Remember, they’re already cash flow. So I mean, just – it’s a – this has been just a perfect match for our requirements, this opportunity. And it’s very hard to find that’s taking me years. I’ve been looking for international expansion opportunity for about 5 years now, and we found it here. I’m really encouraged by the work they’re doing.
Chris Souther: That’s great to hear. And then maybe just on kind of the overall backlog trajectory. Obviously, we’ve been kind of working through those large orders from the second half of last year. You talked about kind of government shutdown. It’s kind of an obstacle that we’ve recently been kind of facing. But can you just give us a sense, the pipeline versus kind of backlog kind of growth kind of discussion, I think, would be helpful for folks in framing, obviously, it’s lumpy. You’ve talked about, but what can you kind of say around kind of the overall backlog, where it should be kind of exiting this year to give visibility for growth next year and how we should think about it overall.

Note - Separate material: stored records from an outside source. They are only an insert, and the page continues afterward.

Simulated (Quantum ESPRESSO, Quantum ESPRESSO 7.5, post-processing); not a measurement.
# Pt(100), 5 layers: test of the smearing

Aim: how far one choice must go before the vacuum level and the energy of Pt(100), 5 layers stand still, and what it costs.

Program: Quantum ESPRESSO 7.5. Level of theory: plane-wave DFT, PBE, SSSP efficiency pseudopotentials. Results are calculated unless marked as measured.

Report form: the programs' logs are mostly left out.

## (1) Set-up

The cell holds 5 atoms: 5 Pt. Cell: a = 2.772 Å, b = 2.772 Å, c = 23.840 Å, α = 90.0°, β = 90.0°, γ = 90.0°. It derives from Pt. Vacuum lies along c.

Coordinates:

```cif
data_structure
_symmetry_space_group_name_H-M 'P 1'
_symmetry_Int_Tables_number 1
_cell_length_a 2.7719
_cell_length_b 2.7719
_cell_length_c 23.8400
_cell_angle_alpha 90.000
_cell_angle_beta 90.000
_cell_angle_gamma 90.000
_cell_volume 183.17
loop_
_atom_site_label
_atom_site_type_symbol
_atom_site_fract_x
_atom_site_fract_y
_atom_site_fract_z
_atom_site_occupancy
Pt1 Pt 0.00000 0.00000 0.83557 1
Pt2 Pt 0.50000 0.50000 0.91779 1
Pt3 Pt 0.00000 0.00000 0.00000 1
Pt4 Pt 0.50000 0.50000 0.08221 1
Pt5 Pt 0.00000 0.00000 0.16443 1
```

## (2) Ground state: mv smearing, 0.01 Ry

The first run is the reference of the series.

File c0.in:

Desmond Wheatley : So we’ve got purchase orders in and now for pretty much through the end of the first quarter. I know it’s given people some concern that this – we haven’t announced some gigantic federal order here. I’m aware of that. I am not though concerned about our growth. And the reason for that is because the nature of any time when you get these large orders, particularly when there’s lots of other complexities in terms of getting them over the finish line. You’re going to have this type of lumpiness. And I’ve been pretty consistent with that. I’m not – I don’t view it in any way as an indication that there’s any fundamentally wrong with our long-term growth. On the contrary, it’s just everything that we’re hearing from all of our prospects, federal, state, local and corporate is that they’re going to be doing more EV charging deployments not less.
It’s only getting harder to do the grid tide ones as the low-hanging fruit is being plucked, meaning locations where it’s easy to deliver a circuit to a charter where somebody would park a car. So – and we’re beating up available circuits of capacity and everything else. And frankly, the other thing that’s encouraging for us is that everybody, government and corporate is becoming more aware of capacity and vulnerability issues around it. People cut off and say, oh, well, Beam’s going to solve the disaster preparedness upside of this and perhaps nothing else. No, it’s both. We’re speed, we’re scale, we’re lower total cost of ownership, and we’re solving the disaster preparedness and capacity issues. So all of these things are becoming more meaningful to people as they deploy more and more chartering.
So I am not concerned by this lumpiness. However, as I said in my comments, not being concerned by it doesn’t mean that I’m not taking steps to make things better, and I am. And the way that I and the whole team are doing that is by diversifying these opportunities for revenue, new product offerings, new geographic environment, obviously, the biggest of those being Europe and then just different verticals that we’re going after in the United States. But I think you have to be very, very pessimistic indeed to think that with the introduction of this new market, Europe has 405 million cars. The United States has $290 million. China has 319 million. This is by far the biggest market in the world. I think you have to be very, very pessimistic to suggest that Beam Global’s going to have a worse future and have less growth than we’ve had after this day with the steps that we’re taking.
And I’m just not that pessimistic because I’m not getting any of those signals from the broader market or from what we’re seeing from our prospects.
Chris Souther: That’s good to hear. Thanks.
Operator: The next question comes from James McCulloch with Private Investor.
James McCulloch: Thanks for taking my call. A couple of questions. First, on the U.S. operations and the prior analysts just touched on the backlog. You mentioned there was some lumpiness and delays due to the government shutdown. However, it doesn’t look like those delays resulted in any increase in backlog. So from last quarter, sales were down about $0.5 million on a quarterly run rate and the backlog was down about $3 million. So I would have expected maybe any delays in purchase orders to show up in an increased backlog. Is there any seasonality on the order rate or any other factors in the fourth quarter that might have impacted the incoming order right?
Desmond Wheatley : Yes. So the same answer I just gave, Jim, really. It’s all just a down to timing. I’m not – the problem – these things are not very well measured quarter-by-quarter. Third quarter it was up 149% over prior year. And from an order cadence point of view, it’s really just the answer I just gave to Chris. It’s lumpy. It’s going to move around. And we’re not going to do a very good job of predicting it in the early days. We don’t have a lot of historical data to go on. But again, all the indications are of macro growth across the board. But we’ll keep working to find other opportunities, of course, as well. Not – again, not because I’m concerned, but because it’s prudent, and I want more and more growth. I’m very aggressive about this. I’m not looking at treading water here. We’re looking at continuing this meter growth, and we’re going to.